Wee, modest, crimson lopped flower,
Thou’s met me in an evil hour;
For I maun crush amang the stour
Thy slender stem:
To spare thee now is past my pow’r.
Thou bonnie gem.
Robert Burns, “To a Mountain Daisy”
It is late winter as I walk along a coastal trail in northernmost California. Spanish heath (Erica lusitanica) in all its glory is growing up against a canopy of scarlet-berried cotoneaster (Cotoneaster franchetii). The Spanish heath has tall spires of pink tinged buds that open up into tiny, white, bell-shaped flowers atop stems of fuzzy green leaves—a distinct contrast to the dark green foliage of the cotoneaster. From the trail, a steep path down to the beach is flanked by the white heaths, some of the bushes six feet high.

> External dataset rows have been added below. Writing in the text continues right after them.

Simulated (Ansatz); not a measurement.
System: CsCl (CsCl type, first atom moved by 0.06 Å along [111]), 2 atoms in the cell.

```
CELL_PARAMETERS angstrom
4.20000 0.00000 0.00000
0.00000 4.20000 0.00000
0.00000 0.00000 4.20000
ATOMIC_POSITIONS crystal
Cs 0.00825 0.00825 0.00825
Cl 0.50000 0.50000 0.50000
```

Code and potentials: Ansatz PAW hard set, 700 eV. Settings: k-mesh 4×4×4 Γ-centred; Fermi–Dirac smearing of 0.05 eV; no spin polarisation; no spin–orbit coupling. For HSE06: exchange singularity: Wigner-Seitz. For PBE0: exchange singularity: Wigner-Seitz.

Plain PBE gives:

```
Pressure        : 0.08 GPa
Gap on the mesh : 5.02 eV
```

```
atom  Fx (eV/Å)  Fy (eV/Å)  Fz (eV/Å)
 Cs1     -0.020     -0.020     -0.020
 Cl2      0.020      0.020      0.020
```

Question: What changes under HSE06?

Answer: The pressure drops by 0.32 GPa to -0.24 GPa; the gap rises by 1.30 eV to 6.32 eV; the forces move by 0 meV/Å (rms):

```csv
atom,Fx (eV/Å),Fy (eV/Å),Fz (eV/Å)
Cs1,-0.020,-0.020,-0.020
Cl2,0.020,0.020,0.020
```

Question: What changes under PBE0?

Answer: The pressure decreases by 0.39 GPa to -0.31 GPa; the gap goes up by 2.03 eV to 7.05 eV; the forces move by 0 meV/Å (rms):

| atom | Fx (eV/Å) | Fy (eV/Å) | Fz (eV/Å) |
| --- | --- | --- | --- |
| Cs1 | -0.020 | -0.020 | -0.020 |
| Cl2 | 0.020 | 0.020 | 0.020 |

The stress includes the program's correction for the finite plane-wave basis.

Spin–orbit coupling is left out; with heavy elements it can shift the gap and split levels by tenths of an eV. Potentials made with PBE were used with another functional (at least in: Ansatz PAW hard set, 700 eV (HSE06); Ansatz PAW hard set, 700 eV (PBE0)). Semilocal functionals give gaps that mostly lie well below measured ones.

Further along I see the waving plumes of pampas grass (Cortadera jubata and C. selloana), tall and stately—a spectacular addition to the landscape. At my feet are patches of ice plant (Mesembryanthemum carpobrotus) with its succulent leaves and, at this time of year, an occasional pink or yellow flower. Catching at my clothes are the brambles of Himalayan blackberry (Rubus discolor) with their promise of succulent fruit in the summer, and scattered among the brush are stands of Scotch broom (Cytisis scoparius).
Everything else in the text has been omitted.